Student may be punished for insulting vegetarian

Mike Deak:

A school district is allowed to discipline a sixth-grader for bullying because he made disparaging remarks about a classmate’s vegetarianism.

In a case that climbed up the legal ladder, the state Commissioner of Education’s office has ruled that the Montgomery school district can give detention to the student who told the other sixth-grader that “vegetarians are idiots.”

The case rose to the commissioner’s office because the student’s parent contested the district’s finding that the remarks about vegetarianism constituted bullying, a finding that was later backed by a state administrative law judge.

The case began on Oct. 30, 2014, when the two 11-year-old sixth-graders were having lunch in the cafeteria of Montgomery’s Lower Middle School. One of the students, identified in court papers as C.C., made the comments to another student, K.S., about his decision not to eat meat.

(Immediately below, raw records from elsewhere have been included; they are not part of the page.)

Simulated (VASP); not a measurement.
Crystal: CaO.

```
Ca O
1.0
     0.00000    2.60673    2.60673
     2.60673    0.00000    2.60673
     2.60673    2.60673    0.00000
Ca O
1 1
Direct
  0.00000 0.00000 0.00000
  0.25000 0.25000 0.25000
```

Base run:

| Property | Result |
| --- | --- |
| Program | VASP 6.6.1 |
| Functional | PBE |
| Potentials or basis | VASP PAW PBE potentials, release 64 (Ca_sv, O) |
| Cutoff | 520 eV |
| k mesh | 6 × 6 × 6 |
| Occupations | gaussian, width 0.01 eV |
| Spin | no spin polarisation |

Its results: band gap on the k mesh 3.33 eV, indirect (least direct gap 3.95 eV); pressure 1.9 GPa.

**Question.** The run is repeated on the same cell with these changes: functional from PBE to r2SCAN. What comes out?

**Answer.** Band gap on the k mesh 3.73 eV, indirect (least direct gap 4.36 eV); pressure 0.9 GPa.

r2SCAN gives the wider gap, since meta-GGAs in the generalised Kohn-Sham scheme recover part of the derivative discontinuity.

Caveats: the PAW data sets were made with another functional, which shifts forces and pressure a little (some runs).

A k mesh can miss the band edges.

The investigation by the school’s anti-bullying specialist, guidance counselor Lesley Haas, found that C.C. told K.S. that “it’s not good to not eat meat” and that “he should eat meat because he’d be smarter and have bigger brains,” according to court papers.

The First Amendment:

The First Amendment to the United States Constitution prohibits the making of any law respecting an establishment of religion, impeding the free exercise of religion, abridging the freedom of speech, infringing on the freedom of the press, interfering with the right to peaceably assemble, or prohibiting the petitioning for a governmental redress of grievances.